The former head of a real estate, transportation and resort empire has been arrested. Yoshiaki Tsutsumi was taken into custody as investigators searched offices of his Seibu group, including headquarters of Kokudo, Seibu's unlisted parent company.

Prosecutors say they expect to charge Mr. Tsutsumi with falsifying statements on shareholdings and insider trading.

Local media reports say the former chairman of the conglomerate allegedly told executives to underreport equity stakes held in Seibu Railway by major shareholders, including a privately held firm that effectively controls the railway group.

Seibu Railway admitted last October its reports were false and Mr. Tsustumi resigned his posts. Two months later the company was de-listed from the Tokyo Stock Exchange.

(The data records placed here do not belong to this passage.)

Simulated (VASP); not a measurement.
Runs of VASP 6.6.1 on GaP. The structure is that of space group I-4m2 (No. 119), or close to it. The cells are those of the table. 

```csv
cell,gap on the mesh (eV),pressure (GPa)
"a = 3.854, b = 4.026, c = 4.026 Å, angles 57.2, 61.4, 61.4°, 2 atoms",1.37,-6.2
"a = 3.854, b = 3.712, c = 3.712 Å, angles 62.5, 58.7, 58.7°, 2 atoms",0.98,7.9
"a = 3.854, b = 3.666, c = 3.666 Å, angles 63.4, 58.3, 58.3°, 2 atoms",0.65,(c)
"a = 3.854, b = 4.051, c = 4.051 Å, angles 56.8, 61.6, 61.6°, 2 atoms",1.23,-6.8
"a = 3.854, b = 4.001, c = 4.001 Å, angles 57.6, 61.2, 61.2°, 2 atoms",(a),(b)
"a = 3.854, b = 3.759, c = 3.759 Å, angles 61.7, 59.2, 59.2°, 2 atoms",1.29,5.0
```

Nobuo Yamaguchi, chairman of the Japan Chamber of Commerce and Industry, says Mr. Tsutsumi has become like the fabled "emperor with no clothes." Mr. Yamaguchi calls the former Seibu chairman's actions deplorable. He says Mr. Tsutsumi's underlings operated in an atmosphere of fear and the orders the boss gave them were inappropriate.

Mr. Tsutsumi, well connected to Japan's elite and powerful, ran the Seibu empire for 40 years, inheriting the post after his father, the group's founder, died in 1964. He was once considered the world's richest man, but his fortune has fallen since the Japanese economy began a long slump in the early 1990s. However, he still is worth about $3 billion.

In other business news, last October's killer earthquake in the Niigata region is hurting earnings at East Japan Railway. The company says the additional costs resulting from the quake, which derailed a bullet train, is forcing it to reduce its group net profit forecast to just above $1 billion from an earlier forecast of about $1.25 billion.

JR East, as the railway is commonly known, says it will spend about $250 million to restore damaged track, an electric power plant and other facilities in the quake-hit region.

Two of Japan's most influential business organizations are lobbying the government to move faster to open the country's job market to unskilled foreign laborers.

The Japanese Business Federation and the Japan Chamber of Commerce say while it is laudable the Justice Ministry is considering widening the job market for non-Japanese workers, it needs to speed the process and set a deadline.

The business groups specifically point out the need for nurses and other caregivers, saying the quota for such workers from the Philippines should be expanded under a free trade agreement between Tokyo and Manila.